2. Unilateral defense.
3. Arms racing.
è IF THEY ARE INDISTINGUISHABLE
ð Build larger forces and risk generating an arms race.
ð Pursue arms control that reduces or caps the size of their forces.
o Less clearly useful because there is no general conclusion.
§ It would be more dependent on net assessments of the variation in mission capability as a function of force size for specific cases.
§ This would lead us to the same conclusions of rather to cooperate or not in case the specific situation shows to have advantage of the offense or defense, however, when offense is to have the advantage, it will be harder and riskier to settle an agreement because the knowledge about whether the capability is really playing an offensive role will be less credited than in case it was typical and clear recognizable offensive capability.
· It would be riskier also because large defense forces wouldn’t be deployed as a hedge against cheating.
· EXAMPLE I HAVE CREATE E.G: If we have a sword and a shield, than we can agree on keeping the shield, and this agreement would be enforced also by the possibility of restraining cheats by using the shields. However, if we have just swords, or swords and knifes, than an agreement for keeping them all wouldn’t count on any enforcement possibility. Or else, if we allow any knife or sword to not be kept, than the agreement was just useless.
ð This analysis leads to conclude that, contrary to the standard structural-realist analysis, arms racing is only clearly preferred to less competitive policies under rather narrow conditions:
o When offense has the advantage and is indistinguishable from defense;
o When the risks of being cheated exceed the risks of arms racing.
ð Support for contingent realism also comes from the game theory literature applied to cooperation under anarchy:
o The country comparing the value of the arms agreement and the risk of being cheated faces four possible outcomes:
§ The agreement prevaisl (CC)
§ The adversary cheats, leaving the country one step behind in ensuing arms race (CD)
§ An equal arms race (DD)
§ The country cheats, gaining a one step lead in the arms race (DC)
o The country’s willingness to risk cooperation grows as:
§ The difference between falling behind by a step and running an equal arms race (CD-DD) decreases
§ The difference between the arms control agreement and the equal arms race (CC-DD) increases
o Improving the country’s ability to monitor an agreement reduces the difference between the adversary getting a lead and starting the race on equal footing.
o Cooperation should occur if the countries believe they are playing stag hunt.
§ Cooperation can also be possible if the countries believe they are playing prisioner’s dilemma, since, given their strategy for dealing with defection, the overall game that results with interaction can be a stag hunt.
ð Despite resorting to Game Theory, contingent realism does not establish an important role for institutions.
o The role played by these institutions is modest since states remain the key actors and anarchy remains unchanged.

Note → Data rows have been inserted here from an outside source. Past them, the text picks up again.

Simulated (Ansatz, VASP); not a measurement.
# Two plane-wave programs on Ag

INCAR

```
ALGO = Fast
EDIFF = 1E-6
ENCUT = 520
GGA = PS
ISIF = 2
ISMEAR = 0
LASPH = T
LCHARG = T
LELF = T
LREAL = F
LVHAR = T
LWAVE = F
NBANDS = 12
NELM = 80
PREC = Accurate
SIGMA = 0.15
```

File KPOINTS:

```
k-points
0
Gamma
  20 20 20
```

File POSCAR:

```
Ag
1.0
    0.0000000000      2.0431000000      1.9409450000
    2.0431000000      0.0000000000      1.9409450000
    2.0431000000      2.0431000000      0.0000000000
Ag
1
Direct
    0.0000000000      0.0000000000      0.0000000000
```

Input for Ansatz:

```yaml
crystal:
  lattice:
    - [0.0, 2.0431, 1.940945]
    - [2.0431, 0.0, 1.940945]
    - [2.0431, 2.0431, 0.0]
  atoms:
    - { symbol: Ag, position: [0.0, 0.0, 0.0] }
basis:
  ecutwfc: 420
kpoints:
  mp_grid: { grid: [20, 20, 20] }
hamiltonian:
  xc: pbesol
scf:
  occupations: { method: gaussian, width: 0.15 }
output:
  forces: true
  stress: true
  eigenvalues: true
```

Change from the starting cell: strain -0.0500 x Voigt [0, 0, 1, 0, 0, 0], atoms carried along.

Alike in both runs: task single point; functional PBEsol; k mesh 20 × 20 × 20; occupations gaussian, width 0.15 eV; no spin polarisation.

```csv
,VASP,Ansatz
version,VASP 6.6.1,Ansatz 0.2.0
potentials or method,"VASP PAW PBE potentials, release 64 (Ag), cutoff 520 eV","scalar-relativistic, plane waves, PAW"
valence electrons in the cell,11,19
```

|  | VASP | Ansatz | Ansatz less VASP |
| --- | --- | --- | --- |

o Contingent realism sees institutions as the product of the same factors – state’s interests and the constraints imposed by the system – that influence whether states should cooperate.
§ It sees institutions not as having much explanatory power of their own, but instead as a part of what is being explained.
ð Highlights that, according to him, most of the neo-realist x neo-liberalist debate (neo-neo debate) is a consequence of the reduced amount of cooperation the neo-realist prescribe, leaving a gap which was filled by institutionalist arguments, which purpotrated to diverge from structural realism.
o Contingent realism reclaims much of the territory that the standar argument gave to neoinstitutionalists.
ð Implications for structural-realist arguments:
1) Contingent realism predicts cooperation under certain conditions and competition under others.
2) Development of an improved structural-realist baseline improves our ability to explore the value of alternative explanations for competitive and cooperative policies.
· E.G: Since contingent realism predicts cooperation in certain cases, alternative and complementary explanations for cooperation - for example, institutions and regimes – could become less compelling.
· E.G: On the other hand, in cases where contingent realism predicts extensive cooperation but little occurs, other theories that explain competition become more important.
3) Because contingent realism identifies countervailing pressures, it will, at least sometimes, not clearly prescribe either competitive or cooperative policies. In these cases, other level of analysis will necessarily play a more important role in explaining state behavior.
4) Contrary to what appears to be the conventional wisdom, structural realism, properly understood, has more trouble explaining the competitive military policies the superpowers pursued during the latter half of the Cold War than it does explaining the less competitive policies that have followed it.
· This because standard arguments claims that bipolarity is more stable and that rivalry is the pattern to be maintained, however, they miss the fact that was the aarms competition of this bipolar rivalry that lead to a situation in which the security dilemma was greatly reduced, if not entirely eliminated, by the superpowers’ acquisition of nuclear weapon in a level that defense dominance was clear enough and distinguishable enough from offensive capabilities as to reduce the complexity of arms control agreements that were required to slow competition.
5) Contrary to the standard interpretation, structural-realist analysis offers generally optimistic predictions about the future of conflict between Europe’s major powers.
a) Uncertainties about whether allies will meet their commitments matter less because countries can maintain adequate deterrent capabilities on their own.
b) Increases in the miscalculation of capabilities will be smaller because capabilities are less sensitive to differences in the size and quality of forces.
c) The ability of a major power to gain military superiority by ganging up against other major powers is greatly reduced if not eliminated.
o Because nuclear weapons provide very large advantage for defense, a multipolar Europe can largely avoid these problems.
6) This analysis also indicates a likely source of tension. Current nuclear powers will face conflicting pressures if other major or intermediate powers – most obviously Germany and Ukraine – decide they need nuclear power.
o On the one hand, structural arguments hold that the nuclear powers should welcome security that nuclear brings.
o On the other hand, nuclear powers also tend to avoid traditional wars because nuclear development lead to a decrease in traditional weapons, reducing their confidence in a traditional war.
o NATO comes as a security measure which stops the Germany nuclear claim, however, there is no such thing for Ukraine.